NavList:
A Community Devoted to the Preservation and Practice of Celestial Navigation and Other Methods of Traditional Wayfinding
From: Frank Reed
Date: 2020 Dec 28, 09:59 -0800
Rob van Gent, you wrote:
"η Argûs?
This star, now better known as Eta Carinae, indeed has no Hipparcos number but it does have a Tycho number (8626-2809-1) and was particularly bright in the 1840s."
Yes, indeed! Eta Argus or Eta Carinae, which was one of the brightest stars in the sky from 1837 until about 1857.

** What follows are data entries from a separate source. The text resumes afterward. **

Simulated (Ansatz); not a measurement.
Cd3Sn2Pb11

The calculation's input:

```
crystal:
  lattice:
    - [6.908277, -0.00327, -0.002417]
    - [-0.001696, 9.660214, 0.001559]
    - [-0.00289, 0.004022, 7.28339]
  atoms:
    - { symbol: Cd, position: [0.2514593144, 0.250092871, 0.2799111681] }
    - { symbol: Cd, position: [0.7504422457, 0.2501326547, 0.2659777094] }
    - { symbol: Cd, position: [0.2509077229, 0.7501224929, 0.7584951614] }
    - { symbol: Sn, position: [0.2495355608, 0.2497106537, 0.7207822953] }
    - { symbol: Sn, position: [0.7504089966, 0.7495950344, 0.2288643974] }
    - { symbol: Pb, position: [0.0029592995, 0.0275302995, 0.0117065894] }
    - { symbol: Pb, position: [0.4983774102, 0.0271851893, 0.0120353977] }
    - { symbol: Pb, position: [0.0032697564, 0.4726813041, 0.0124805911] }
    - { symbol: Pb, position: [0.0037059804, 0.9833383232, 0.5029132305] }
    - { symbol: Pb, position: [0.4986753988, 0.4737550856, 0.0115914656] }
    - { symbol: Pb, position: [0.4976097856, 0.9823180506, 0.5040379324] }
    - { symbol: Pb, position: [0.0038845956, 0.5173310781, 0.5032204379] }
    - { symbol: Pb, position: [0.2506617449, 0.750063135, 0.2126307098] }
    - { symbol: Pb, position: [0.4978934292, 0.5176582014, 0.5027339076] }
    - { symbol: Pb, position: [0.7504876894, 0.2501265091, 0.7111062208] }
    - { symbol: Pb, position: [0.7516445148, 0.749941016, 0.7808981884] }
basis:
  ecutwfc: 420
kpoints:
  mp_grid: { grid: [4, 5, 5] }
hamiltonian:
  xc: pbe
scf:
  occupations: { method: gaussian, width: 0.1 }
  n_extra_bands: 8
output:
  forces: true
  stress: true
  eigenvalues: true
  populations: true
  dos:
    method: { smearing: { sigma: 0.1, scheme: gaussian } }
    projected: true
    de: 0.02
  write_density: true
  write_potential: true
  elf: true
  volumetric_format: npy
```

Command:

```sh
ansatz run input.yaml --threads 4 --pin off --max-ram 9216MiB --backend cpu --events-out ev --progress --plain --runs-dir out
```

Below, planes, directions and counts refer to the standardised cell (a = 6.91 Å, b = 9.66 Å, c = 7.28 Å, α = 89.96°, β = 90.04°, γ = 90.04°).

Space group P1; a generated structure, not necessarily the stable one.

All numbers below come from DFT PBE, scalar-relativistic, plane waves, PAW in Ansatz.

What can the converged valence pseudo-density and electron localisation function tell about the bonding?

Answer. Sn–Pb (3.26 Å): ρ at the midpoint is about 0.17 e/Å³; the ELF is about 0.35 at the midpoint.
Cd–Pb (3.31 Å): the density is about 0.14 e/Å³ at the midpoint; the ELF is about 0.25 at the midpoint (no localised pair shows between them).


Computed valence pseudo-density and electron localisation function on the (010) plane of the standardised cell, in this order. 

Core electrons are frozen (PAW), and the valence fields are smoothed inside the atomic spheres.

Even in the early 20th century, the nautical almanacs frequently listed all those stars now split up in Vela, Puppis, and Carina as members of the constellation Argo (or Argo Navis). Eta Argus was around magnitude 7 or 8, useless for navigation, when it was listed in these almanacs. That's navigation nostalgia at work! It's slowly rising in brightness in recent years, and, who knows, maybe it will have another "Great Eruption" or even "go supernova" as often suggested.
Rob, do you have any idea why the genitive Argûs has a circumflex over the "u"? Is (was) this a styling in "Modern Latin", too, or is it just a peculiar quirk in the typography for this defunct constellation? I haven't found any clues.